I say you are incorrect. Read this: http://physlink.com/Education/AskExperts/ae509.cfm

Here is a relevant piece:

When light enters a material, photons are absorbed by the atoms in that material, increasing the energy of the atom. The atom will then lose energy after some tiny fraction of time, emitting a photon in the process. This photon, which is identical to the first, travels at the speed of light until it is absorbed by another atom and the process repeats. The delay between the time that the atom absorbs the photon and the excited atom releases as photon causes it to appear that light is slowing down.

> The delay between the time that the atom absorbs the photon and the excited atom releases as photon causes it to appear that light is slowing down.

If the photon is traveling less D over the same amount of T, I am ok with saying the velocity is lower, and it has slowed down.

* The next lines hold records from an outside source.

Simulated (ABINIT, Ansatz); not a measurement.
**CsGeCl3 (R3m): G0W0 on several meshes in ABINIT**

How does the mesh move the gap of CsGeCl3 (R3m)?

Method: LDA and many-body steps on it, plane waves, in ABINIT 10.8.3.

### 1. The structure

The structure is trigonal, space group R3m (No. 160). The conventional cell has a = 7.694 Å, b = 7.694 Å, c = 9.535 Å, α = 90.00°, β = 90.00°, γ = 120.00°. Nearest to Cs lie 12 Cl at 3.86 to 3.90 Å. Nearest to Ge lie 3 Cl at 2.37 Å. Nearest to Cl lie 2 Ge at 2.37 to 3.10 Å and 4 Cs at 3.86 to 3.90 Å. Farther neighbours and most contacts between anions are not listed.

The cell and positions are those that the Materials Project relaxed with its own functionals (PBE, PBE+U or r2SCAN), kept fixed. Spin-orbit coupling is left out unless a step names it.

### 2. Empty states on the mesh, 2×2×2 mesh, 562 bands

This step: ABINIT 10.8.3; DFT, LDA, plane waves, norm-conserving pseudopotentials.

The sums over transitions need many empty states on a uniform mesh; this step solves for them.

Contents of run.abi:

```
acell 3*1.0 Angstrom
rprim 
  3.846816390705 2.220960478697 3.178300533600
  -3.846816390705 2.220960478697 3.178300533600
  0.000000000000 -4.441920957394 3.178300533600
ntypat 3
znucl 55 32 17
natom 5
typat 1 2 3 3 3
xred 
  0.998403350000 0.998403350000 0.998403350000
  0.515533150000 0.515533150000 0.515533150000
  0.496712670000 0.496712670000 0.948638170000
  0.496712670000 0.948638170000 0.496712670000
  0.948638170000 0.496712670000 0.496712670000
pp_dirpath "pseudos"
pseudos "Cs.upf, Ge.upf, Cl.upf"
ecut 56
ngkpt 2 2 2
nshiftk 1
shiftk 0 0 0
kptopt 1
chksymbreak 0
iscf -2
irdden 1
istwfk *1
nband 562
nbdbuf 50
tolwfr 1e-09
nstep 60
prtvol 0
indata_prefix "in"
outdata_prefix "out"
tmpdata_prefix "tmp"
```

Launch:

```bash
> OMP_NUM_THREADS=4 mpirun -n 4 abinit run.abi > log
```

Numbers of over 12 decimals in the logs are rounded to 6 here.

"Well, actually, no, officer, I wasn't speeding. You see, while you clocked me at 90mph [c] between toll booths [atoms], once you factor in time at the booth, you'll see that I am actually driving much more slowly."
But equating decrease in velocity with "slowing down" would be confusing for most laypeople, at least.

Nobody would say that they slowed down if they increased their speed as they went through a turn.

"Material" is made of smaller things, which I think the GP is getting at. The actual photons that travel from electron to electron and such don't get slowed down; they effectively travel through a vacuum that is the tiny spaces inside molecules and atoms.